Why We Shouldn’t Take “The Marriage Pledge” Too Soon
The next several years are going to be messy for Christians. We already know that some who claim to be within our fold will continue to challenge the historic, orthodox teaching about sexuality, marriage, and the essence of what it means to be made in the image of God. But even those of us who agree that marriage is what the church has always thought it was, will disagree on how best to move forward in a culture hell-bent on denying it.
Case in point: Over at First Things, a premier publication of Christian thought, Ephraim Radner and Christopher Seitz have offered what they refer to as “The Marriage Pledge,” calling clergy of all stripes to no longer sign government documents of civil marriage. To be a “clear witness,” they have decided they “will no longer serve as agents of the state in marriage” because to do so would be to “implicate the Church in a false definition of marriage.”
This is an idea that has been kicked around for some time. Past First Things articles have suggested it, as has my friend S. Michael Craven in his guest contribution to my recent book “Same-Sex Marriage: A Thoughtful Approach to God’s Design for Marriage.” Among those who have signed The Marriage Pledge are the clergy of my own church here in Colorado Springs. And Anne Morse, one of our terrific writers here at the Colson Center, has praised these clergy for distancing themselves from American lawmakers who are “increasingly making nonsense of marriage.”

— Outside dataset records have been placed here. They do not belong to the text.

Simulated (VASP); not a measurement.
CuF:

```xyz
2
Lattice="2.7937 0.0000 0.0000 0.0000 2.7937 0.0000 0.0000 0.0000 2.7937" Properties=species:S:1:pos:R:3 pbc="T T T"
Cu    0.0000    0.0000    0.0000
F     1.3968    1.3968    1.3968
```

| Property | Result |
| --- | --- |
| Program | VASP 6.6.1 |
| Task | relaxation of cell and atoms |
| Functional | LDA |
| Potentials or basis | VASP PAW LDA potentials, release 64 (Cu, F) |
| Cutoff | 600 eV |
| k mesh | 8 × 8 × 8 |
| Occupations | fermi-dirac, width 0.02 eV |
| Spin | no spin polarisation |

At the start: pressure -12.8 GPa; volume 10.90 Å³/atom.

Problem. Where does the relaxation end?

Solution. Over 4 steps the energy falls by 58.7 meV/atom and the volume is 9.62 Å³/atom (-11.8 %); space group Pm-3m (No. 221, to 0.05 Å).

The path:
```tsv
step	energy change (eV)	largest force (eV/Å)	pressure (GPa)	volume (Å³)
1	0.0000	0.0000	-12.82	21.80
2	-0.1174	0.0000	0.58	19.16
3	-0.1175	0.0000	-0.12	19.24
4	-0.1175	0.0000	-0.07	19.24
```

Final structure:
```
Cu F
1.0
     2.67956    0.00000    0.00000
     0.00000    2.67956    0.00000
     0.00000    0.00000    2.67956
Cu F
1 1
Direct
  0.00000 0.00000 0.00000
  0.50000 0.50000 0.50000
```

Because Anne worked closely with Chuck Colson for decades, I hesitate to disagree with her. No doubt, as Anne writes, Chuck “would have been proud of these ministers” and their commitment to stand on their convictions. In that respect, they exemplify at least part of what he hoped to accomplish with the Manhattan Declaration.
However, I do not think that he would have agreed with this pledge. Neither do I.
Before I go into my reasons, let me first clarify that those who disagree on whether or not to sign this Pledge do not disagree about the nature, definition, or importance of marriage. Rather, we disagree about what to do, now that the state has denied the clear definition of marriage.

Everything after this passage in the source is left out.